Hong Kong: FSDC releases research paper on "Revitalisation of Hong Kong's REIT Market"

In brief

The Hong Kong Financial Services Development Council (FSDC) has released a research paper entitled "Revitalisation of Hong Kong's Real Estate Investment Trusts Market - Promoting Liquidity" ("2021 FSDC Research Paper").The 2021 FSDC Research Paper, to which Baker McKenzie contributed, contains policy recommendations in six key areas to potentially bring further growth and momentum to Hong Kong's real estate investment trusts (H-REIT) market. Its publication follows the recently implemented grant scheme ("Grant Scheme") to subsidise expenses incurred by Hong Kong REITs (H-REITs) successfully listed on the Stock Exchange of Hong Kong (SEHK) to be overseen by the Securities and Futures Commission (SFC).2

The recommendations in the 2021 FSDC Research paper represent a further important step in identifying potential enhancements to promote the H-REIT regime and reinforce Hong Kong's role as a leading capital raising venue and status as an international asset and wealth management centre.


Background

In 2013 the FSDC published its research paper entitled "Developing Hong Kong as a Capital Formation Centre for Real Estate Investment Trusts" ("2013 FSDC Research Paper").3 Since that time there have, amongst other initiatives, been multiple helpful changes to the Code on Real Estate Investment Trusts ("REIT Code") and other regulations applicable to H-REITs. These have included expanding the approved types and combinations of investments that can be undertaken by H-REITs and also enabling greater cross-investment by other types of regulated funds in Hong Kong into H-REITs.4

The 2021 FSDC Research Paper was prepared following the formation by the FSDC of a Working Group comprising industry experts including from Baker McKenzie to revisit the 2013 FSDC Research Paper, and identifies six core policy recommendations to bring about further growth in the H-REIT market. We explore the recommendations in more depth below.

In Depth

Recommendation 1: Refining the REITs value proposition

The FSDC has noted that the existing H-REIT regime already provides flexibility regarding the nature of assets that can be listed as a REIT along with enabling listings using multiple currencies. It is suggested that some of these important, positive advantages of the H-REIT regime compared to those of other markets need to be more strongly emphasised in a consolidated manner. Specific areas for potential focus include the following.

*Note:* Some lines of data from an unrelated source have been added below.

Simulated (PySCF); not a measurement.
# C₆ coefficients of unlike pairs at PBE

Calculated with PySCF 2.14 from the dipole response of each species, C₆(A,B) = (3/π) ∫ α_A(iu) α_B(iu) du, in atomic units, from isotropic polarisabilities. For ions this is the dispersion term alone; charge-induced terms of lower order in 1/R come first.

  1. Hong Kong is welcoming of various asset types to list as REITs.

Whilst an H-REIT is required by the REIT Code to "primarily invest in real estate", there is no restriction as to the type of industry to which the real estate must belong, or the underlying purposes for which the property is used. A recent example of this diversification capacity is the listing of SF REIT, which is the first logistics-related H-REIT to be listed in Hong Kong.

  1. Hong Kong's simple and low tax regime benefits REITs.

There is an incorrect perception that H-REITs are significantly disadvantaged from a tax perspective compared to some leading markets - when the terms could actually be preferential in certain circumstances. The Hong Kong tax system provides for an exemption for certain profits for H-REITs and there is no value-added tax (VAT). Investors, whether local or foreign, aren't subject to taxes on capital gains or dividend income derived from investing in H-REITs.

  1. Dual Currency trading is available for REITs.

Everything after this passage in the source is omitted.